In a refreshing turn our CSD Jessica Williams shares some honest insight in an important but rarely discussed skill – the importance of saying sorry to clients!
A lot of what we do as an agency is about winning – whether it’s nailing the pitch, delivering epic creative, or smashing the results. But sometimes winning is as much about winning respect from our client – or even as simple as a ‘well done’. We as a bunch of people (God have mercy on us) are most likely to be people pleasers – it’s why we do what we do.
But with the ability to win, will always come the possibility of losing – and it will happen. And it will happen more than once. It might be just once a month, or if you’re lucky once a year, but let’s be honest the fast and complex nature of what we do means inevitably we will need to apologise to a client at some point.
And we’re talking about the “Oh f**k” moments here. You know, the ones where the email comes in and there is a high importance flag on it, and the subject line has exclamation marks longer than the words, and the whole world seems to be cc’d in (and you know there are some sneaky ‘bcc’ too), and the whole body of the email seems to be written in red with underline in which they state that they are “concerned” and “confused” or worst of all… just “disappointed”.
I am talking about the client flag where your stomach instantly drops and you realise despite your best efforts you have made a mistake.
We have all been there and it can be scary. Scarier even more so because we care.
Here at BBD we have a plan for when it goes wrong, as much as a plan for when it goes right, so we thought we would share our experience and tips on saying sorry and give you a peek into our world.

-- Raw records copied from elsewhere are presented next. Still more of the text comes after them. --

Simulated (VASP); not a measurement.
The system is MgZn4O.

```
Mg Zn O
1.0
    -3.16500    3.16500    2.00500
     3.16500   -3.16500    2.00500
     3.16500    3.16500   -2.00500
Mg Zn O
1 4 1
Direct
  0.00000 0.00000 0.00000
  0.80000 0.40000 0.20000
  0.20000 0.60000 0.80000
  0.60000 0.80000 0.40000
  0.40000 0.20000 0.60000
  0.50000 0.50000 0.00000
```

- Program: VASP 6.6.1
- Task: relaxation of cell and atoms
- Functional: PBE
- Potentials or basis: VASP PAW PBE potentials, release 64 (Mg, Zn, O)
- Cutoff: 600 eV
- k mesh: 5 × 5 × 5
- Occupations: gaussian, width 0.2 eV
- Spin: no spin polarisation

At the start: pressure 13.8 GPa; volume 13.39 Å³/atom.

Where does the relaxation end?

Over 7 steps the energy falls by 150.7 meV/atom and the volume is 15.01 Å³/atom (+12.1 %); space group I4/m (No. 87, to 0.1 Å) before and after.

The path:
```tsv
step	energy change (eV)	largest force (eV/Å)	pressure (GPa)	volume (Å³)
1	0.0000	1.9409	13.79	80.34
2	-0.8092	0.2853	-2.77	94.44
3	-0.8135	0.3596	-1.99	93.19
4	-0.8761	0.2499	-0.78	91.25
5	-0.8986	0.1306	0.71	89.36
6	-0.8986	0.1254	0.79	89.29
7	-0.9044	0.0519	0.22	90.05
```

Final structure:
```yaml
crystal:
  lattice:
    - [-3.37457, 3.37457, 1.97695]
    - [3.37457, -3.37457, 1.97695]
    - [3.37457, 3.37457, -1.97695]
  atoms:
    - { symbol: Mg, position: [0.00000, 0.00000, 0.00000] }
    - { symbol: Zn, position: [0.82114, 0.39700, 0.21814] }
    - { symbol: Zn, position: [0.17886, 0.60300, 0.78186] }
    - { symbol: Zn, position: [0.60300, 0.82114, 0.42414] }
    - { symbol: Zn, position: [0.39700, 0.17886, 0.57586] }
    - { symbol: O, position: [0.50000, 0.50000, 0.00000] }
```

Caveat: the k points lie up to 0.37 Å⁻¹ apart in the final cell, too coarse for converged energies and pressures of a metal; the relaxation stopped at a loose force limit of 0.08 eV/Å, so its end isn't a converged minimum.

Firstly – step away from the PC
Take 5 minutes to do whatever you need to do – cry in the toilets, punch puppies (stuffed ones), smoke your first cigarette in a year, or grab your desk buddy. Just spend a moment to realise it sucks and you/we/they messed up.
And do not hide from it. It never, ever works, trust me.
Just because someone didn’t say something it doesn’t mean they didn’t notice. If you are going to be late sending something say so – because every time you have to do ‘minor apology’ it weakens the strength of your ‘important apologies’ and slowly chips away at belief in your promises to deliver.
And if you find yourself constantly changing the goal posts then it’s time to assess if we are over-promising or if a new approach is needed.
Next – the apology…
It sounds so simple and obvious, and yet human nature will work against you on this one. Because we don’t like to admit fault; mostly because it hurts our pride and it makes us look less than perfect.
Apologise in a way that suits the crime. Whilst it can sometimes seem like the end of the world it is always best to sanity check your punishment with someone else. Natural instinct for some might be gushing self flagellation and setting yourself on fire, for others it might be more of a comic brush over in a 90’s Hugh Grant style (… do you remember that?), and for some it might be a reluctant pay the blame forward approach.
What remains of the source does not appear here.